While concerns regarding the humanitarian access to Tigray had been at the center of attention currently, the mobilization of forces from across the country to join the war as well as the call from the Amhara and Afar regions for people to join the fight has created a fresh fear that the conflict could escalate leading to an all-out civil war. Such a mishap in a country of more than 110 million people would be devastating both for regional security and beyond.
After eight months of fighting against forces of the Tigray People’s Liberation Front (TPLF) in the Tigray region, the Ethiopian National Defense Forces went out of the region and a humanitarian ceasefire was declared by the federal government to “allow farmers conduct their farming peacefully during this ceasefire so that they don’t miss the rainy season.”
Moreover, the government said it intends to allow organizations deliver unhindered humanitarian access in the region as these organizations were complaining about delays in various checkpoints. The government also said that organizations providing humanitarian assistance in the region were not positive about the protection they had been given by the Ethiopian military while they tried to enter areas controlled by the TPLF.
In a press conference following the announcement of the ceasefire and the military’s withdrawal from Tigray region, State Minister of Foreign Affairs, Redwan Hussein said that the military left the region in one part to allow unfettered humanitarian access to organizations that want to deliver life saving food and non-food items to Tigray. However, he condemned the international community for failing to acknowledge this and act accordingly. He even said that after the government withdrew from the region and allowed unfettered access for humanitarian organizations, many were still blaming the government for the blockade of humanitarian access to the region. The western world is also blamed for not recognizing the humanitarian actions by the government that provided more than 70 percent of food and non-food aid to the region.
This narrative coming from the Ethiopian government that the international community is short of recognizing efforts made by it to minimize atrocities as a result of the war as well as to provide humanitarian aid to the region has continued with recent statements.
In a press conference on July 28, 2021, Head of Foreign Languages and Digital Media at the Prime Minister’s Office Press Secretariat, Billene Seyoum said that the TPLF had remained belligerent in many aspects while the government is trying to meet the various demands made by the international community.

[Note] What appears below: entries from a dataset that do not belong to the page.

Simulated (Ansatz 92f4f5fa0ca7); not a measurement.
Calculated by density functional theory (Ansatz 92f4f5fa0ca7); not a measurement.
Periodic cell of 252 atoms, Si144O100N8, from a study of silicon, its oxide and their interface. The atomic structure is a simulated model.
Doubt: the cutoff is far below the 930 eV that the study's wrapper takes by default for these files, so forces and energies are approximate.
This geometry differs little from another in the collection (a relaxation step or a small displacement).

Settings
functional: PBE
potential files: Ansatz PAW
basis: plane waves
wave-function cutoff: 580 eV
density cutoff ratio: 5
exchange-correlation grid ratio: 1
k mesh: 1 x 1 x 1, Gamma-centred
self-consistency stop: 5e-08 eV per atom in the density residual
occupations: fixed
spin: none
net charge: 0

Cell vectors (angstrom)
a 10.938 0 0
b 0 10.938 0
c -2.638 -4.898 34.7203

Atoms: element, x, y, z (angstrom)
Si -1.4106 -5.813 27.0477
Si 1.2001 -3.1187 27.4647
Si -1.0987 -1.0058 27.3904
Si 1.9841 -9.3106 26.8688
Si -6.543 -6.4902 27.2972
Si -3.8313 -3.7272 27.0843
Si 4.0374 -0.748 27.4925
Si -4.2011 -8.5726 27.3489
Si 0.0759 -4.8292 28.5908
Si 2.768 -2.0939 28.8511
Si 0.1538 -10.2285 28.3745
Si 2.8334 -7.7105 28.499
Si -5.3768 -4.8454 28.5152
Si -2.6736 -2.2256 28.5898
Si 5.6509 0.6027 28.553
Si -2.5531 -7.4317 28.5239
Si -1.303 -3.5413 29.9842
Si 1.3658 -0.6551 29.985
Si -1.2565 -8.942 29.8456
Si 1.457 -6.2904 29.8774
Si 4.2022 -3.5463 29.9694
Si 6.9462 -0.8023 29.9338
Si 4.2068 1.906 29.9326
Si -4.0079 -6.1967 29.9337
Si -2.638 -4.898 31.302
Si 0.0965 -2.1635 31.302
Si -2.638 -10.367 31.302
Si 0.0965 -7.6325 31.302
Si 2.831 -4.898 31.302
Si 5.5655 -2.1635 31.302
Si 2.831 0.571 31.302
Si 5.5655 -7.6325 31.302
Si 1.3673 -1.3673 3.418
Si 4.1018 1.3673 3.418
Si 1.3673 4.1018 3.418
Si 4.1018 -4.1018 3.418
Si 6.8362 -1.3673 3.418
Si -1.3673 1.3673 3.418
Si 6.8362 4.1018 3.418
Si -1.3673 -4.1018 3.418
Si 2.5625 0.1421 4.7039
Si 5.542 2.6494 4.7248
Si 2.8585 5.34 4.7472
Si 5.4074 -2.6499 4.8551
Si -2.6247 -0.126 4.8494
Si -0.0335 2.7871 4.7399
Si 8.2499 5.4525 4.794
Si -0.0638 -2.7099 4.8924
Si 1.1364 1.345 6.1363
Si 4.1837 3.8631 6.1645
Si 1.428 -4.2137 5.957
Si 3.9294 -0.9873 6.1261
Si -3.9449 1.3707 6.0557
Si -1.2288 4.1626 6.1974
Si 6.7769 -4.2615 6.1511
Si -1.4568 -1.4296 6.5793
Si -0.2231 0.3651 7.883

Stating that the TPLF initially attacked the state in November 2020, and rejected the unilateral humanitarian ceasefire declared by the government in June 2021, she implored “why, why, why” the international community did not condemn the atrocities committed by the TPLF, in addition to escalating the “conflict by encroaching into two other regions and openly declaring violence in June 2021.”
Reminding that the government left hundreds of thousands of quintals of wheat as well as thousands of liters of petroleum in the regional capital before it left, she accused the TPLF of exploiting these items to recruit young people for the war.
“Many that were echoing their concerns about the wellbeing of Tigrayans in the region are now mute when TPLF is blocking aid, killing Tigrayans it considers against it, recruiting child soldiers, and using civilians as human shields and bullet fodder,” she stated, adding that, “A clear double standard is at play in the silence towards TPLF’s harassment and overt belligerence.”
The Spokesperson of the Ministry of Foreign Affairs, Dina Mufti (Ambassador), had also been calling up on the international community to pressure the TPLF into abiding by the unilateral ceasefire which the government declared while leaving the region.
The unilateral ceasefire declared by the government was not also positively welcomed by the international community who classified the act as a siege, rather than an action done by good will of the government.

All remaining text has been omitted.